A perception survey by the Central Bank of Kenya’s Monetary Policy Committee (MPC) reveals that commercial banks expect the settlement of pending bills by the National and County governments owed to businesses will spur the economy towards a vibrant credit environment.

The banks, however, cited their inability to effectively price risk due to the existing interest rate caps, as the most significant deterring factor to faster private sector credit growth.

While presenting the budget statement to parliament last Thursday, National Treasury Cabinet Secretary Henry Rotich announced the interest rate caps will be removed within the 2018/2019 financial year.

Rotich admitted that the interest rate ceiling has contributed to slow growth in credit to the private sector especially to micro, small & medium enterprises (MSMEs) in the agriculture and trade sectors.

“The aim of the amendment which was to expand access to financial services and increase return on savings has not been achieved since banks have shied away from borrowers they consider riskier and have priced above the maximum lending rate.

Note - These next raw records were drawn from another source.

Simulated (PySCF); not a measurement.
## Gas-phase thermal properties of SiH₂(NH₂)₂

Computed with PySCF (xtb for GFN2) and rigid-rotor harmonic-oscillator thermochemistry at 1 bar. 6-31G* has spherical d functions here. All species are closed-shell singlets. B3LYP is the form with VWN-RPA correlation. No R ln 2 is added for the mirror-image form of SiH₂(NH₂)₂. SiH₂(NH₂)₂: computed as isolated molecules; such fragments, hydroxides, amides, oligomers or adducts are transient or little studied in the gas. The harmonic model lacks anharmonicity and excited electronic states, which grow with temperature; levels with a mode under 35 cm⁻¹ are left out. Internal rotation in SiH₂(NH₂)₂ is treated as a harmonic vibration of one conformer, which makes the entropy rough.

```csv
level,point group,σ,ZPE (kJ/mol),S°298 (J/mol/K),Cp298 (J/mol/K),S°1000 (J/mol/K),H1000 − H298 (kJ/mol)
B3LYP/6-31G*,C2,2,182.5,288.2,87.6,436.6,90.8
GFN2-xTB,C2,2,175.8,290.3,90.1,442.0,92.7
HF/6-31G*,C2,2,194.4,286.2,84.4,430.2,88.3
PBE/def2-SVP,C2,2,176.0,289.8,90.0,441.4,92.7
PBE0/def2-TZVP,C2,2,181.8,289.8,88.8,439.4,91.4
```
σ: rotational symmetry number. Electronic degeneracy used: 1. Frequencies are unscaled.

“In this regard, the Government is putting in place a package of reforms aimed at optimizing lending to the private sector while at the same time encouraging innovation in the financial sector in Kenya,” said Rotich.

The World Bank, in its Kenya Economic Update in December 2017, said a lag in credit to the private sector from 2015 was partly to blame for the country’s slowdown of economic performance.

The MPC survey, however, shows Commercial banks, microfinance banks and non-bank private sector firms say they expect higher economic growth in 2018/2019 supported by agriculture due to favourable weather conditions, continuing Government spending on infrastructure, focus on the Big 4 priority areas and growth in foreign direct investment.